This python script is a command line tool for rerendering videos with stable diffusion models, making use of huggingface diffusers library and various other open source projects. It attempts to solve the problem of frame-to-frame consistency by various methods, primarily motion transfer from dense optical flow of the input to the output, fed back either using controlnets or reference only attention coupling.
This is not the right way to do this, clearly the models need to be extended to allow temporal information passing between frames and trained on video datasets, which, in the time since this scripts first incarnation, has proven very effective. I maintain this script and the techniques it uses as a curious and aesthetically interesting aside. Enjoy
by Victor Condino un1tz3r0@gmail.com, Oct 17 2024
- Supports SDXL Reference Only (ADAIN) (best results) and ControlNet (experimental)
- Supports SDXL ControlNets
- Music video beat-synced animation
- Animation with arbitrary piecewise cubic spline curves
- Flux.1 (initial support, works, only canny controlnet supported)
I've added some support for Flux.1, and extensive SDXL support; both controlnet and reference-only control schemes.
Also new is an animation system that can sync parameter modulations to the beat of an audio file. This uses the madmom to analyze the audio, and allows specifying piecewise cubic bezier curves to modulate various parameters of the video processing in time with the downbeats detected in the audio track. (Examples coming soon.)
controlnetvideo.py \
~/Downloads/PXL_20240922_094238715.TS.mp4 \
outw.mp4 \
--prompt "by takashi murakami" \
--dump-frames progress.png \
--show-input \
--show-output \
--show-motion \
--color-info \
--motion-sigma 3.0 \
--motion-alpha 0.5 \
--color-fix none \
--feedthrough-strength 0.00 \
--init-image-strength 0.35 \
--controlnet refxl \
--swap-images \
--audio-from "laundry shuffle short vers 2024-10-17 0433.flac" \
--audio-animate "feedthrough=L 0 0.8 L 1/32 0.8 L 1/16 0.0 L 1 0.0; \
denoise=L 0 0.25 L 1/32 0.25 L 4/16 0.75 L 1 0.50; \
guidance=L 0 3.0 L 1/16 3.0 L 2/16 9.0 L 1 7.0"

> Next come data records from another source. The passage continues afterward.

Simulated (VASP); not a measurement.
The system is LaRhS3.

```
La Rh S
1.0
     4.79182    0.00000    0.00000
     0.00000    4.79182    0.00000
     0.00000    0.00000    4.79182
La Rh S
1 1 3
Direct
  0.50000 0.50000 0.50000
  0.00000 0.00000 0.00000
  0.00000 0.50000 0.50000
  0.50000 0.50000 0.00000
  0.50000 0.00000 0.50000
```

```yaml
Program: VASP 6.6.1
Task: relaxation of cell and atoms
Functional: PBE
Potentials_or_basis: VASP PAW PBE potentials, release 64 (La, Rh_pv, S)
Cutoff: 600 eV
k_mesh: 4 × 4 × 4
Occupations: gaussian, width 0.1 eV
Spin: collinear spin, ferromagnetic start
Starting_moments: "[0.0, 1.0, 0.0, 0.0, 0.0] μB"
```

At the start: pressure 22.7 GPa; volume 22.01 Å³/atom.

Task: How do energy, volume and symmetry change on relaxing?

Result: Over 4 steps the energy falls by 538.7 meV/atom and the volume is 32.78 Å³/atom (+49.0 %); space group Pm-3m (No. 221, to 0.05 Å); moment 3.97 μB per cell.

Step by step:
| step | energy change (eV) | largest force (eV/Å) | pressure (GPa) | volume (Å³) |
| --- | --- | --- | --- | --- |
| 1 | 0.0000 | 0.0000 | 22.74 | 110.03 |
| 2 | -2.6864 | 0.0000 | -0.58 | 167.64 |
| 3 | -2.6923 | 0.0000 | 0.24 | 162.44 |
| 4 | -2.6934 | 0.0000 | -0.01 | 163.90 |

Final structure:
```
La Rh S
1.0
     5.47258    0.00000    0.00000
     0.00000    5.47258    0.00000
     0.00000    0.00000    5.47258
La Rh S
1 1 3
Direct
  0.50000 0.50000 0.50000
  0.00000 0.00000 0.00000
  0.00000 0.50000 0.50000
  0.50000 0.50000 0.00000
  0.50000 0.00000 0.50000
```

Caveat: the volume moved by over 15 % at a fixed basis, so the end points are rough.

./venv/bin/python3 controlnetvideo.py examples/PXL_20240827_063831973.TS.mp4 examples/outh-2.mp4 --prompt kowloon\ walled\ city\ manifold\ garden\ pixel\ perfect\ anton\ fadeev\ studio\ ghibli\ miyazaki\ city\ streets --dump-frames progress.png --show-input --show-output --show-motion --color-info --motion-sigma 0.1 --motion-alpha 0.1</b> --color-fix none --feedthrough-strength 0.08 --swap-images --init-image-strength 0.60 --controlnet refxl
./venv/bin/python3 controlnetvideo.py examples/PXL_20240827_063831973.TS.mp4 examples/outh-3.mp4 --prompt manifold\ garden\ cityscape\ billowing\ clouds\ of\ thick\ clored\ smoke\ anton\ fadeev\ studio\ ghibli\ miyazaki\ city\ streets --dump-frames progress.png --show-input --show-output --show-motion --color-info --motion-sigma 0.1 --motion-alpha 0.1</b> --color-fix none <b>--feedthrough-strength 0.2 --swap-images --init-image-strength 0.53 --controlnet refxl
These videos were made with the --controlnet refxl
option, which is an implementation of reference-only control for sdxl img2img. Effects are interesting. Needs more experimentation.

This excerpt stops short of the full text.